Franklin Delano Roosevelt once said, “There is nothing to fear but fear itself.” Given the world we live in today, it doesn’t seem as though these words are easy to live by. Humans have used science to create bombs that could wipe out the entire living population as we know it, and they have assembled guns equipped to riddle hundreds with bullets at the pull of a trigger. We have bred communists, terrorists, rapists and any number of “-ists” whose minds are seemingly unhinged and dangerous.
The reality, however, is that FDR was and remains to be correct in his statement. Due to the overabundance of life-threatening dangers in our world, there is no use expending energy cowering in fear of their presence. The truth is, no matter where you live or travel to in the world, these evils are very much at large. So there is no use in letting them deter you from doing what you want to do and being where you want to be.
Before I left for Europe, I had concerned friends and relatives frantically contacting me requesting I be safe and extra cautious of my surroundings, as Europe has seen travesties that have marked it “unsafe” in recent months. Yet, while in Europe, the first major catastrophe I heard happened right here, in the United States. The mass murder that was the Orlando nightclub shooting shocked the world. How could something so real and so tragic happen in our own backyard?
The reality, though, is that the technologies that we face everyday, have the capacity to destroy our lives as we know it. With the invention of the nuclear bomb, we were able to figure out a riddance of human life in a matter of seconds. The threat upon our lives has been prevalent for years now, but only in recent years has it sincerely stricken those whom it wasn’t believed to have touched.
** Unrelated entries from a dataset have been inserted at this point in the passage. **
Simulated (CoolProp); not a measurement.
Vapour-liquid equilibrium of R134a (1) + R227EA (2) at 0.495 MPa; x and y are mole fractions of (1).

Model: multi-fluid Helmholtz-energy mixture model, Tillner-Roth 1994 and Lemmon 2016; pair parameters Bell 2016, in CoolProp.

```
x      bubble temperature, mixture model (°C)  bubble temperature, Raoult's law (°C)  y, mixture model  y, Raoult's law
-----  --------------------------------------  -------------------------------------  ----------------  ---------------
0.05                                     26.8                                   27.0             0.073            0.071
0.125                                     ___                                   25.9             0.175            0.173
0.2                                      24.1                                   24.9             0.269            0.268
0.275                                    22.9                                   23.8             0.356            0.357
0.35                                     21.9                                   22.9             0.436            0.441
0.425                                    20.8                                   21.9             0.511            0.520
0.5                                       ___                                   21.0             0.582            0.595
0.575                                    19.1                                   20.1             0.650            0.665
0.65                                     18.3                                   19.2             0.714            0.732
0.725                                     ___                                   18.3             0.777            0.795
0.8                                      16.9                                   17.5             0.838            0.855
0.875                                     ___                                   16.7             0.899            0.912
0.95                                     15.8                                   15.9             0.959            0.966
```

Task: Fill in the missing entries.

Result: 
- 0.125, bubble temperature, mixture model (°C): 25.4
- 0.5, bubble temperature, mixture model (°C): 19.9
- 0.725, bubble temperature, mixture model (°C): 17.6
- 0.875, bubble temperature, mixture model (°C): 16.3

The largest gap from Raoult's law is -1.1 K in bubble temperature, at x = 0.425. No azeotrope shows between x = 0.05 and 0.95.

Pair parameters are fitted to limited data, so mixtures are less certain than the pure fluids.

If you live your life in fear of that which is capable of ending all that you know, you are not living life to the fullest. The fears that constantly surround us and consume our lives are at large in every arena we enter; this is no battle between rich and poor, between strong and weak. We face these fears because we are human, and will continue to do so until we breathe our last breath. It is ultimately up to us how we spent our last moments. Live each day to the fullest, for each may be your last. But don’t hold out, for you may regret that which you may have had.